Moody's has warned that it could cut the credit ratings of the six biggest US banks, saying the federal government may be less likely to bail them out if they got into trouble in the future.
Goldman Sachs, JPMorgan Chase, Morgan Stanley and Wells Fargo could be downgraded, the rating agency said on Thursday. The ratings of Bank of America and Citigroup are also under review, but with "direction uncertain", Moody's said.
The review by the second-largest rating agency in terms of market share follows a similar statement from rival Standard & Poor's in June, and comes as governments are reshaping the regulation of banking and trying to prevent a repeat of the bailouts of the credit crisis era.
Wall Street reforms under the Dodd-Frank Act ban the use of taxpayer money to save failing banks and require the setting up of a resolution authority to wind down institutions before they get into trouble, imposing losses on creditors in the process.
"In the past year, we have seen progress towards establishing a framework to credibly resolve these large systemically important banks, as called for under the Dodd-Frank Act," said Robert Young, Moody's managing director.
"We have also seen greater co-operation and discussion among international banking regulators to manage the co-ordinated resolution of global banking groups."

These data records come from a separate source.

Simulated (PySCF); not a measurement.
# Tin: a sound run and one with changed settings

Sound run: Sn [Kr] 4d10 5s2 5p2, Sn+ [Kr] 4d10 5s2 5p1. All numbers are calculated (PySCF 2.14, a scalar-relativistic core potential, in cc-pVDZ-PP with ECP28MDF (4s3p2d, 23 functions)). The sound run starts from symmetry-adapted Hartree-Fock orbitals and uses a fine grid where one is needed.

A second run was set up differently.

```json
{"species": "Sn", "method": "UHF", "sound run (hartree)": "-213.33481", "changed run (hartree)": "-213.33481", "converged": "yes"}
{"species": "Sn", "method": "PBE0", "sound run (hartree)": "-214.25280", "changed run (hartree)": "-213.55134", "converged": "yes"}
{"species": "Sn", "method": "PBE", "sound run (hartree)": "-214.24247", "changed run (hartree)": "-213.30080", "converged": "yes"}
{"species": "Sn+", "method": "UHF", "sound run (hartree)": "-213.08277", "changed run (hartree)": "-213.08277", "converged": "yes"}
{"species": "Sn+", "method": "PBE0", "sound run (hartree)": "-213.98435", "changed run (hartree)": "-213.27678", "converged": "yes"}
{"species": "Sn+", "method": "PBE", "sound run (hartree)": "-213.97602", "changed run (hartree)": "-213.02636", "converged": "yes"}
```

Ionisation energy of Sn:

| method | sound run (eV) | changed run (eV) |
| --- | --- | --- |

The rating agency said it had not decided if the new regime necessarily increased the risks to bondholders. While a lower level of systemic support could result in a higher probability of default, it said, the potential for a more orderly workout and a required minimum level of holding company debt may limit losses in the event of a default.
Moody's review will take in both senior and subordinated debt issued by the six big banks, plus State Street and Bank of New York Mellon, which were already on notice of potential downgrades.
Lower credit ratings could raise the cost of capital for bank holding companies.
(Read more: Dodd-Frank? More Like Dud-Frank for Lots of Folks)
The two banks with the lowest senior debt ratings, Bank of America and Citigroup, could be either downgraded or upgraded, since improvements in their balance sheets may outweigh the loss of government support, Moody's said.
It is the second big review of banking sector ratings conducted by Moody's in two years. Last year, it attracted criticism from industry executives for a wave of downgrades of the 15 largest global banks. This first review was designed to incorporate lessons from the credit crisis, when risks in banks' capital markets became evident, and the agency warned at the time that it would reassess its assumptions of government support at a later date.
S&P said in June that it believed US banks were still "too big to fail" and that operating subsidiaries may still attract government bailouts, but that it could downgrade holding companies to reflect the possibility that their bondholders would have to shoulder losses.